Man Says Indianapolis Florist Denied Him Service Over Gay Marriage

A man is claiming a floral shop in Indiana refused to help him find flowers for his wedding after the store discovered he was marrying a man.

David Elliott told WRTV that he went to Avon Florist in Avon, Indianapolis, on Thursday to order flowers for his upcoming nuptials. Elliott said he was having a normal conversation about the wedding with the owner until he mentioned that he needed two boutonnieres, one for him and one for his partner. 

"She said, 'What do you need?' I said, 'I need two boutonnieres.' She then said, 'What does the bride need?' I said, 'Well, there is no bride.' And then she said, 'Well then I'm going on vacation and I can't help you.' I then said, 'Okay,' and I walked out," Elliott told the news station.

Screen Shot 2018-07-24 at 2 Avon Florist in Avon, Indianapolis. A man claims he was denied help for his wedding from the florist on Thursday because he is marrying a man. Google Maps/Screenshot

Elliott told Newsweek that the manager's demeanor changed after he mentioned his partner, who he has known since he was 18 years old.

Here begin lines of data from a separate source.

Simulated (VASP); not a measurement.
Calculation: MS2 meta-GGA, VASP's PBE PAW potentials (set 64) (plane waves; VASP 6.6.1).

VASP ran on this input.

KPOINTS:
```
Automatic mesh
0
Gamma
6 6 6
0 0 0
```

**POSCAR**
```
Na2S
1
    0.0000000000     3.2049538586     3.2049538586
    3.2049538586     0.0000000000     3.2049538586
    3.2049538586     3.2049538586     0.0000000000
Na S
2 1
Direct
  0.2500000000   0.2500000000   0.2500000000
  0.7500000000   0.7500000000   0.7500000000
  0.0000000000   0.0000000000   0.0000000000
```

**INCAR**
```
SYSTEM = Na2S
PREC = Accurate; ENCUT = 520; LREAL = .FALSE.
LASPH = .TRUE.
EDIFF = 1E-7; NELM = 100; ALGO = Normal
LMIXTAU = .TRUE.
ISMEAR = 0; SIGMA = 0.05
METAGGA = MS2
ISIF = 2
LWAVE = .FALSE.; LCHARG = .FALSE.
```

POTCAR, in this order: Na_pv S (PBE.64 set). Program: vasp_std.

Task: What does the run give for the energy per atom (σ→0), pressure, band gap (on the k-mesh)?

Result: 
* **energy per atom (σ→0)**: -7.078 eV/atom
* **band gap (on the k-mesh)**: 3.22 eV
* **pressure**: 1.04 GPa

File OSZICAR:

"I'm a normal-looking white guy, and when I told her there wasn’t a straight guy, I saw the change in her face," said Elliott. "I am not confrontational, and I just walked out. It wouldn’t have helped to cause a ruckus."

Elliott told Newsweek that he's telling his story so other people won't be discriminated against just because of their sexual orientation. 

"I just want everyone to know that I am not coming out because I’m gay, this is discrimination. I don’t want people to be discriminated against," said Elliott. 

Newsweek reached out to Avon florist, but the manager declined to comment on the alleged incident. Since the news of the alleged incident, the store’s Yelp page has been flooded with negative comments. 

“It's simple, If you can't provide services to everyone, you shouldn't be doing business,” wrote Yelp reviewer Jonathan M.

Elliott says the response to the incident has been overwhelmingly positive. He is looking forward to marrying his partner in late August in front of the people he loves. 

"The direct response to me has been overwhelmingly positive," said Elliott. "There have been people from all over standing with us and congratulating us for our wedding. I am so excited to get married and tell everyone that I love him."

The state of Indianapolis passed the controversial Religious Freedom Restoration Act in 2015. The law protects businesses from being forced to provide services if it affects their religious beliefs. Many people in the LGBT community feared that the law could be used to discriminate against people for their sexual orientation, The Indiana Star reported.

In June, the U.S. Supreme Court ruled that a Colorado baker had the constitutional right to deny service to a gay couple in 2012 because of his religious beliefs. The owner of Masterpiece Cakeshop, Jack Phillips, refused to sell a wedding cake to Charlie Craig and David Mullins, a gay couple. The couple filed a complaint with the Colorado Civil Rights Commission and claimed Phillips was discriminating against the two based on their sexual orientation. Phillips said he wouldn’t sell them the cake due to his religious beliefs. The Supreme Court sided with Phillips, saying "the reason and motive for the baker's refusal were based on his sincere religious beliefs and convictions."

This story has been updated to include comment from David Elliott.